Importantly, Calfee did not have an academic education and it was easy to pass negative views on his work with academic technicalities (which have fallen short as time has proven) rather than examine the concepts because Calfee could not say why it worked but he could
repeat results because he knew what to do make it work through experiment. You don’t have to know how a microwave works, but someone did break the ground to enable us to just press the buttons and further the knowledge. The inverse problem arises when people put things in the too hard basket and scoff at academics. It’s a cultural thing.
Litz, like quality commentators, has a great mind, and perhaps will quantify the things for economic advantage and rightly so, while in the meantime some already practice with success and won’t give out a free lunch and rightly so because they have done the work to get a competitive edge. It’s naive to think otherwise. As Kissinger once said, “It’s not about relations, it’s about interests.” It’s a competitive world. It’s not about challenges to respond. That’s why it is wise to seek broad counsel and sort things out for yourself with the right questions. Others countries are now playing catchup. Let them. Australians have let a lot of good ideas slip from “Ugg boots to Wi-fi.”
It’s not so much about this theory or that theory, but an ability to compartmentalize and identify known factors and their magnitude in the combined effect for better results and being a creative thinker to push the envelope. Great minds have a thirst for knowledge and new ideas. For some it’s just about winning rather than the journey with like minded people to make you better. That’s why I honour Cam McEwan.
When someone says they don’t check ES, then I say that experience is biased towards dealing with difficult wind to obtain better scores or understanding the effects of light. Keep records and you will have enough data to measure results in club shooting.
The practical reality is a good barrel is often worn out by testing too much but benchmarks have been established with statistical significance from a machine rest firing thousands of shots. The machine rest takes light factors out. This approach has been used to identify an outlier; and from my experience its cause in practical terms. It is not random in reality and belongs to a vibration pattern when variables have been discounted. A solution is sought for the outlier which seems to always do us for score. We can accept low SD’s and run with probability of success, but it’s nice to know if there is more insurance in case a steer jumps a low fence.
We are not getting side tracked into theoretical stuff, but it seems to me that if people don’t even check their ES and they have not explored why their shots go where they do even with light, then it’s going to be harder to isolate the variables to evaluate the rifle’s capability to improve further even if it is at the margins with a tuner.
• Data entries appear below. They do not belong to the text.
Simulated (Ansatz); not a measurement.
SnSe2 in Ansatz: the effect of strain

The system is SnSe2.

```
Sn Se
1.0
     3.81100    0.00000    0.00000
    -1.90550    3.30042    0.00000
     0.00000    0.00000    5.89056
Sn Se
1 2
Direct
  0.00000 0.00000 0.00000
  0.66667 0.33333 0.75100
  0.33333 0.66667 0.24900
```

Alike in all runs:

Yes, you do minimise ES as best you can, that’s a given, but there is a tolerable range to accommodate an outlier with a velocity spread where gravity is working with you through positive compensation. Or other harmonic balances at the micro level of the muzzle which compensates the distortion of at least three fundamental frequencies from different sources by balancing their interaction depending where you set it in relation to a tight load development. That is known and is not a theory. That can be manipulated by a tuner if you tune a load by traditional means in the first instance to minimise variables. A basic understanding of ballistics was written by Rinker is worth a read.
The question is always, can the performance be repeated? It does not have to be a rifle with a tuner but one satisfying the reasons for performance even if some do not know why.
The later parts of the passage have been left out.